Mars Curiosity Rover Discovers Water, Sulfur
NASA's Mars Curiosity rover discovered water, sulfur and chlorine-containing substances in its first analysis of the Red Planet’s soil using the built-in onboard laboratory. This is the first sample taken and demonstrates Curiosity’s ability to fully analyze what makes up the soil and rocks during the mission currently scheduled to last to 2015.
Curiosity is the first Mars rover able to scoop soil into analytical instruments. The specific soil sample came from a drift of windblown dust and sand called "Rocknest." The site lies in a flat part of Gale Crater still
miles away from the rover's main destination on the slope of a mountain called Mount Sharp.
The rover's laboratory includes the Sample Analysis at Mars (SAM) suite and the Chemistry and Mineralogy (CheMin) instrument. SAM used three methods to analyze gases given off from the dusty sand when it was heated in a tiny oven. One class of substances SAM checks for is organic compounds -- carbon-containing chemicals that can be ingredients for life.

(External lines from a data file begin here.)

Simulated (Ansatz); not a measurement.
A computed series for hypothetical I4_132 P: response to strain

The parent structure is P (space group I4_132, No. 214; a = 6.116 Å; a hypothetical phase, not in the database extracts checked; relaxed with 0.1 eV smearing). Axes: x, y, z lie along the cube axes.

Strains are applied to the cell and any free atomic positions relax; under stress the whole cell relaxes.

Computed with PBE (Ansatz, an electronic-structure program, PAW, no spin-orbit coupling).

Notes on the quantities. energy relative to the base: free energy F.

Curiosity's APXS instrument and the Mars Hand Lens Imager (MAHLI) camera on the rover's arm confirmed Rocknest has chemical-element composition similar to sites visited by earlier NASA Mars rovers Pathfinder,

Spirit and Opportunity. Curiosity's team selected Rocknest as the first scooping site because it has fine sand particles suited for scrubbing interior surfaces of the arm's sample-handling chambers.
Sand was vibrated inside the chambers to remove residue from Earth. MAHLI close-up images of Rocknest show a dust-coated crust one or two sand grains thick, covering dark, finer sand.